The white LEDs have a Vf of 3.5 V so you can put 13 in series. However that only leaves a tiny voltage so I would suggest 8 or 9 in series. That leaves 48 - (3.5 * 8) = 20 V across the resistor (16.5 V for 9 LEDs). You need a resistor of 20/0.75 = 26.6666 Ω, so use 27 Ω (22 Ω for the string with 9 LEDs). They need to be rated at 25 W or so. The power dissipated will be 15 W but it never hurts to have a safety margin.
You need 3 strings to get to 25 LEDs (two 8s and a 9) so the total current is 3 * 0.75 A or 2.25 A.
The same calculation applies for the blue LEDs, so another 2.25 A
The 50 W LEDs can be in series, and the voltage will be 32 - 36 V, so 12 to 16 V will be left. You need a resistor of about 5 Ω, rated at 75 or 100 W. That current is 3 A.
The total current from the supply is 3 + 2.25 + 2.25 = 7.5 A, so the power is 360 W.
You could cut the current down a tiny bit by increasing the resistors, or put the small LEDs into 5 strings not 6, with smaller resistors.
On big LED currents like that, more sophisticated systems that control the current are common. They may be more efficient and the current it better controlled. Resistors are not controlling the current, they are just restricting it to about the right amount. A lot of power is wasted in the resistors.

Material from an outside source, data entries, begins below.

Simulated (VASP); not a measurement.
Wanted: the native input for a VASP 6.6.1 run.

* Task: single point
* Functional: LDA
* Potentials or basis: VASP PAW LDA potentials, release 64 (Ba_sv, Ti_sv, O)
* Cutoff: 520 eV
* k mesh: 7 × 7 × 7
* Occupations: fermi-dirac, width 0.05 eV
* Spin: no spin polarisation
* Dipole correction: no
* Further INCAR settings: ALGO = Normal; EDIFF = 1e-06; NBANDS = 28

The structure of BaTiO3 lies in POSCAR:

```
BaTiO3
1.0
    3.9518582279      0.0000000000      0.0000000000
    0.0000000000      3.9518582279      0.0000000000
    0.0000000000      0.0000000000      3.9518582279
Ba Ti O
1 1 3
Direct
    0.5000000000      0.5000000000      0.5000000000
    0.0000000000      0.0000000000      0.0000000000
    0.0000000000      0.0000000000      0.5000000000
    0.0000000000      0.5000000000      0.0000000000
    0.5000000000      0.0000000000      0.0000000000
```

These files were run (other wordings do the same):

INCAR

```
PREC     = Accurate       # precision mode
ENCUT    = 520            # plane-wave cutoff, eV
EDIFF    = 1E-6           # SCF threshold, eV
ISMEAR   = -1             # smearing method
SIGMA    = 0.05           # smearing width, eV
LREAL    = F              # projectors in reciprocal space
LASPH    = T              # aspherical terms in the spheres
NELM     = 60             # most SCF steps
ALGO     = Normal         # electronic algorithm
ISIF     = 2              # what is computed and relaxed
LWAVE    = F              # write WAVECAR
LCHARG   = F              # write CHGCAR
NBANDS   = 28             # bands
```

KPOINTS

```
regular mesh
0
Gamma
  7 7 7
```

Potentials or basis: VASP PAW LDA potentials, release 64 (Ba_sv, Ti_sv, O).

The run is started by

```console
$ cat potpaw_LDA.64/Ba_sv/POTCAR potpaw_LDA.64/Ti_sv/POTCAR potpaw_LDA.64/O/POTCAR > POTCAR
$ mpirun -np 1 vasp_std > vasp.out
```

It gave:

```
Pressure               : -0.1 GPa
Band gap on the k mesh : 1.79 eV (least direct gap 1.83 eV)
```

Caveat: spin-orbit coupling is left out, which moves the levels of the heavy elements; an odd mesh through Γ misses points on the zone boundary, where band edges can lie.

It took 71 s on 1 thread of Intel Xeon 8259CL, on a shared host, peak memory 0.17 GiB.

You might get away with 4 strings of the smaller LEDs if you use a proper current control circuit. if you have 13 LEDs the voltage is 45.5, only leaving 2.5 V. That would be enough if you are controlling the current. If you try with a resistor, you will get far too much current if the LED voltage turns out to be 3.4 V not 3.5 V
That power supply on ebay doesn't say what the input voltage is. It might not match the mains voltage where you are. It is probably not very well made.